Crime passionnel

Crime passionnel

Christelle Kahla

Curated by: Camille Besson & Haydée Marin Lopez

Café des Glaces, Tonnerre, France

09.07 – 01.10 2022

Still Life

The crime of passion does not exist. It is an invention. In France, the term crime of passion has no legal reality. I read that in the 19th century, the press was delighted with crimes and enjoyed recounting them in the form of serial, as if they were episodes of a fictional series. The murders of women by their husbands are then presented as the consequences of destructive love passions. A scenario allowing to evacuate the reality of the crime to transform it into a tragic love story and thus to shift sadly into a fiction.

In « Crime passionnel » by Christelle Kahla, the scenario takes place in the town of Tonnerre, at a place called Café des Glaces. In another life, Tonnerre had a splendid period, the building is witness of it. Its ballroom faceted with mirrors, its rooms with their private bathroom, its café on the ground floor. We are far from the France of « Amélie Poulain » and closer to that of « Retourning to Reims ». The period is the one of Thomson, of the video recorder and its fall at the arrival of the CD, and then, inevitably, of Internet.

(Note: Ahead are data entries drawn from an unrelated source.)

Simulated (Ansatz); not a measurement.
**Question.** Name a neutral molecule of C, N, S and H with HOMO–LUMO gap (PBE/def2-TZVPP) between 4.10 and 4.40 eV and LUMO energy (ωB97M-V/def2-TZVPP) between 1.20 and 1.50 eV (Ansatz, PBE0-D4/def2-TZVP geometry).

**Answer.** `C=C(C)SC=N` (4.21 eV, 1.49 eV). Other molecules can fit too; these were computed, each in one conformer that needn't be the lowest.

At the Café des Glaces, Christelle Kahla occupies the first floor : the ballroom and a room next to it with its own bathroom. Inside these two spaces, she has created a huis clos, a decor overloaded with symbolic elements, like theatrical artifices, where a female character seems to have infused the space, a character more emblematic than charismatic, who illustrates her gender more than her real person. This « she » suggested by her traces is relegated to the status of a ghostly image.

The plot is thus played out on this character, attracted by the reflection of the surface, who seems to fantasize her identity, to model, transform and undo herself through the gestures of desire, of alienation and of the desperate quest for feelings : a character who dies of not being seen or of being badly seen or of wanting to be the image of the beloved. The gaze of the other, then, potentially becomes the weapon of the crime.

In Kahla’s scenario, it is not so much the spectator who sees the character, but rather the character who shows and exhibits herself. The spectator is not in the position of voyeur because what he discovers is a being already waiting to meet their gaze. They can therefore only be a scientific expert. They must cleanse the scene before taking a look, stick to the facts and avoid hasty conclusions.

What we can say is that Christelle Kahla’s painting is a work in the studio completed by interventions in situ. She generally uses spray paint and, more recently, for the Café des Glaces, make-up. The technique is laborious, precise, clean and leaves just a little space for improvisation. Premeditated would conclude the experts.

For « Crime Passionnel » she assembles and organizes into a plastic entity a group of objects, which she loads by spraying them – from a palette limited to a bright pink and a smoky black – with feminine, BDSM and ornamental allusions.

She overlays the objects and sprays color onto their surfaces, creating interlacing and alternating patterns that, in places, veer into abstraction. The objects represented certainly retain their symbolic value, but the aesthetic aspect of the painting takes on a primordial importance. The space becomes a life-size still life in which the artist proves her skill.

Using spray paint, as well as stencils made from various objects, Kahla creates an effect reminiscent of photograms – photographic images produced without a camera by placing objects on light-sensitive paper and exposing it to light.

Whether it’s a series of monumental curtains, mirrors falsely tagged with lipstick, or underwear overprinted on other objects, Kahla seems to take pleasure in pushing objects against each other, forcing their contact, their attachment as if to exhaust their forms.

« Crime Passionnel » has only one goal : to deepen the superficiality by the means of the superficiality. To dig by the play of evocations, collage, juxtaposition, a background of images to which the scenario appeals. Not to resort to anything other than the surface, to show the surface.